Hey guys, I currently use the EMR enrichment process and I would like to tag the EC2 instances created automatically.
Is that possible?
I tried to set the tags on the config file, but they don’t get replicated to the EMR cluster.
Setting the monitoring.tags section of the configuration to a map of key-value pairs should add tags to your EMR cluster. However, it won’t necessarily add those tags to the instances which make up the cluster - according to Tagging Amazon EMR Clusters,
For Amazon EMR tags to propagate to your Amazon EC2 instances, your IAM policy for Amazon EC2 needs to allow permissions to call the Amazon EC2 CreateTags and DeleteTags APIs.
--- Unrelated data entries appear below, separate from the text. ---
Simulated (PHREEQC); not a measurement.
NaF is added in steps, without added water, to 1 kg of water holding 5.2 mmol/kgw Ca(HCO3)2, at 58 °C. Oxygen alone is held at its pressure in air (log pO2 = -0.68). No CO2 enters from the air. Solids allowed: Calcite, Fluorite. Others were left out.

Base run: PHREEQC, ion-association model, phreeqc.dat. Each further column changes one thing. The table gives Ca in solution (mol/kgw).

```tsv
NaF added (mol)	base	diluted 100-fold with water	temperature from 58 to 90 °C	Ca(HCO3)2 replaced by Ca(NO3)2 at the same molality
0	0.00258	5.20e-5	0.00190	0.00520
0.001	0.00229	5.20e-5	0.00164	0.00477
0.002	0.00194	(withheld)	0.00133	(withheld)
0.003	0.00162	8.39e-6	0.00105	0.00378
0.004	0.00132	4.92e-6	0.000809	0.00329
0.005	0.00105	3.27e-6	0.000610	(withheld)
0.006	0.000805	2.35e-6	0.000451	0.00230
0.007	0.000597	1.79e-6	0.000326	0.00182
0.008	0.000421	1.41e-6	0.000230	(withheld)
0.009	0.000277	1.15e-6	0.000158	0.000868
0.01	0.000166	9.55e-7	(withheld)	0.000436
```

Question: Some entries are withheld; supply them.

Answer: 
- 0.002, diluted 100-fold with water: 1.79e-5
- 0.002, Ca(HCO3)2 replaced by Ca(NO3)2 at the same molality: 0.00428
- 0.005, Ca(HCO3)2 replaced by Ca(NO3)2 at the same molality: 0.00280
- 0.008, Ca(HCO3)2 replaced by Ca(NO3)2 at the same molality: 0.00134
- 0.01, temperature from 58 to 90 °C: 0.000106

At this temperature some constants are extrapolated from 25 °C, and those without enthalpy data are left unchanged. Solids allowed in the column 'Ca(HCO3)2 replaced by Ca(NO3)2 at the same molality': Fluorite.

Could you paste in your configuration file with sensitive information removed? Also, could you confirm whether the cluster itself has the tags you added?
Hi Fred.
My config file looks like this: monitoring: tags: { Name: "data-pipeline-enrichment" } logging: level: DEBUG snowplow: method: get app_id: emr-enrich collector: endpoint-to-collector Indentation is wrong, but that’s just the editor.
In my case I don’t see the tags neither on the EMR cluster nor on the EC2 instances.
Could you paste your configuration file with sensitive information removed to verify that the indentation is correct? To do this, type three backticks, paste the code on the next line, and then type three more backticks on the final line.
Additionally, if you have set ami_version to something less than 4.3.0, could you try it again with ami_version: 4.3.0?
I tried to bump the ami_version but it doesn’t work, it seems that I’m using an older version of Snowplow and I first need to upgrade it, so I can then use the new ami_version.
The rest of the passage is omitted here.